With the Boundary: Remembering Emeritus Professor Baldwin Mootoo

by May 27, 2026

The UWI Regional Headquarters, Jamaica W.I. Wednesday, May 27, 2026— The following statement is issued by Professor Sir Hilary Beckles, Vice-Chancellor of The University of the West Indies (The UWI), in tribute to Emeritus Professor Baldwin Mootoo.

For many moons, Mootoo and I merged and crafted a life of friendship based on mutual respect and trust. We were Pro Vice-Chancellors in The UWI Cabinet under Vice-Chancellor Rex Nettleford. His portfolio was postgraduate studies and research, and mine was undergraduate studies and quality assurance. Building partnership, and forging a culture of collaboration were endemic to our operations.

But it was cricket culture that cemented and concretised our brotherly bond and camaraderie. Wherever in our region, Windies were playing, we wound up. Results mattered, but the liming was legendary. It was a legacy inherited from generations, and rooted, we thought, irretrievably in our civilisation.

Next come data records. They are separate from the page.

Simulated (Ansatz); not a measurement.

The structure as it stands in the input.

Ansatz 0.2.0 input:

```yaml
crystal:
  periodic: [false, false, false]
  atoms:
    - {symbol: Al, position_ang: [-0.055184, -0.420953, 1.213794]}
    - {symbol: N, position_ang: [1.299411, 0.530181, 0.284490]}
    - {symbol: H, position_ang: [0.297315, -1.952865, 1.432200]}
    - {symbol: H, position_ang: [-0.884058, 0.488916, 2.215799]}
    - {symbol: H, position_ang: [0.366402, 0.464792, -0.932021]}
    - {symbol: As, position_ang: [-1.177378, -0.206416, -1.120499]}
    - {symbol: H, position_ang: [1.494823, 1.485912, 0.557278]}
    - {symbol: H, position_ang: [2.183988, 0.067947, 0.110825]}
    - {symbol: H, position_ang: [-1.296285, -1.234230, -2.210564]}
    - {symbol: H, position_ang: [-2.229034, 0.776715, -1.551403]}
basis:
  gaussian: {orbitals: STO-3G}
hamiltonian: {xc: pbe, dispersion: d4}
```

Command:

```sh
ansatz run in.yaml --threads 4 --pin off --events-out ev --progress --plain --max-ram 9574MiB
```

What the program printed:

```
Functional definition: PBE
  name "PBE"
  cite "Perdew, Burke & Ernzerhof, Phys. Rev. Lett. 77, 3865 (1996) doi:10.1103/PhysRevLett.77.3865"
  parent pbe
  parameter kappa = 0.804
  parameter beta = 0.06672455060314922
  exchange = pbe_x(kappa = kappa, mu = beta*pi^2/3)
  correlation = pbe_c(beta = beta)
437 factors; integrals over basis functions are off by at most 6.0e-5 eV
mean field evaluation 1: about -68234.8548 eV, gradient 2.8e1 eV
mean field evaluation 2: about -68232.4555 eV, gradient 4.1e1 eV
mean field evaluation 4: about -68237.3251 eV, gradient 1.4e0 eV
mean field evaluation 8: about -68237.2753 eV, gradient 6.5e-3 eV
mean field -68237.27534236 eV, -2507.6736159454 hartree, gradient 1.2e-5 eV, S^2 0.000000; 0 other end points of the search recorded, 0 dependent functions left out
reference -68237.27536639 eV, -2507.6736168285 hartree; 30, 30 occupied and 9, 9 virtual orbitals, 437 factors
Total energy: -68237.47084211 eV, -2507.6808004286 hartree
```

Decent to the core, Baldwin was a man of the people—all of them—and cared for young people, especially when he considered them intellectually inquisitive. Possessed of a sharp scientific mind and gentle manner, he projected the identity of the natural scientist with a passion for telling tales about things not generally known.

Yet, his discourses were not bound by the narrow parameters of facts. Instead, he was more stimulated by style, the art of action, and the sweetness of showing.

It was this propensity that drove him inexorably into the Sir Frank Worrell fan club, where he occupied the privileged position of ‘knowing the man’.

He celebrated more than anyone I knew, the performance achievements of the revolutionary captain. He was torn to the soul at his death. In Sir Frank’s passing, he feared the end of an era in which elegance and eloquence were paramount.

This is how we, in turn, will remember our beloved professor. The University family across our archipelago had long embraced him as an icon of our mandate. He taught us how to view our journey from the cane field to academia while always looking to live in peace on the sacred ground soaked with our ancestral blood, indigenous, African and Asian.

We offer condolences to his family and friends. May his soul rest in peace.